Recommand · November 3, 2021 0

Why does an await cause my stream to be read

I have a stream created from a file and I intend to use it later on. However, I noticed that if I await any async code to run, even if it’s completely unrelated to my stream, it causes the stream to be read. Why does this happen?

The code is on the server-side.

const data = fs.createReadStream(filePath);
console.log(data.bytesRead); // output: 0
await new Promise(r => setTimeout(r, 2000));
console.log(data.bytesRead); // output: 65536

This explanation is for node v14 and before… The behavior in node v15+ has changed and both data.bytesRead values show 0 when I test it in v16.

After fs.createReadStream() calls an asynchronous for the file, it then reads the first chunk of the file so that it’s available for streaming whenever the stream starts flowing. This is pre-buffering internally. It’s likely done because it improves performance. If you assume that the reader is going to read the whole stream (or most of it), then you may as well fetch the first buffer of content as soon as the file open succeeds, even if the stream isn’t yet flowing or even if the caller hasn’t get manually called to read some bytes.

If you want to follow the code with fs.createReadStream(), you can step through it in the debugger and watch exactly what it does. The structure of the code in that ReadStream constructor has changed quite a bit between v14 and the latest version so you may get confused if you compare what you see in the Github source with stepping through it in your debugger if the two are not the same version (that happened to me). Though the implementation has changed in recent versions, the idea is the same (prefetching the first chunk of content).

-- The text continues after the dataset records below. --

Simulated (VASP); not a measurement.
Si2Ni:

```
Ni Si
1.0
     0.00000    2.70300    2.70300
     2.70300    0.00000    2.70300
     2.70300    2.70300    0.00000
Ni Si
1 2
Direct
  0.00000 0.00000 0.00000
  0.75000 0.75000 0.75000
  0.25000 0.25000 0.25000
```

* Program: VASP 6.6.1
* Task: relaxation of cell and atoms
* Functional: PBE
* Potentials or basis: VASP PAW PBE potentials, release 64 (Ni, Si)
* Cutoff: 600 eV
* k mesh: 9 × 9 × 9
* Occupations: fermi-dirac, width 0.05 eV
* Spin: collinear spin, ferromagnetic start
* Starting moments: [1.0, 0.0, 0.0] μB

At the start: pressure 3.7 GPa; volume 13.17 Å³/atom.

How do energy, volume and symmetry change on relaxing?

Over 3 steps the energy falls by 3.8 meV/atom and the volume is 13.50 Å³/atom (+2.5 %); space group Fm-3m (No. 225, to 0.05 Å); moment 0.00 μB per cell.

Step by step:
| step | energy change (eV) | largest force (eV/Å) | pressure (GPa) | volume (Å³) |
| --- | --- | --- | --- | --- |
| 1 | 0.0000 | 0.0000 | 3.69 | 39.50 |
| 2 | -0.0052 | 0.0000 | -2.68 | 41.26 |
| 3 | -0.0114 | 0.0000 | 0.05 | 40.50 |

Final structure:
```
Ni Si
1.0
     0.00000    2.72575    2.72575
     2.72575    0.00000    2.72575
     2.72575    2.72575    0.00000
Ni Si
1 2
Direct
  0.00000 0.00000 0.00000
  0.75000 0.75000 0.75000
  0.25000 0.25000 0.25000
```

First, it calls the ReadStream constructor which is here. Then, as part of that, it opens the file and after the file open succeeds, it reads the first chunk of the file into its current buffer.

It appears that this Github issue seems to be responsible for changing a readStream so that it no longers auto-starts reading and the corresponding code changes look like they went into v15.

In the v16 ReadStream code here, you can now see where the file is opened (in the new _construct method) and after opening the file, there is no longer any code to pre-fetch the first chunk of the file.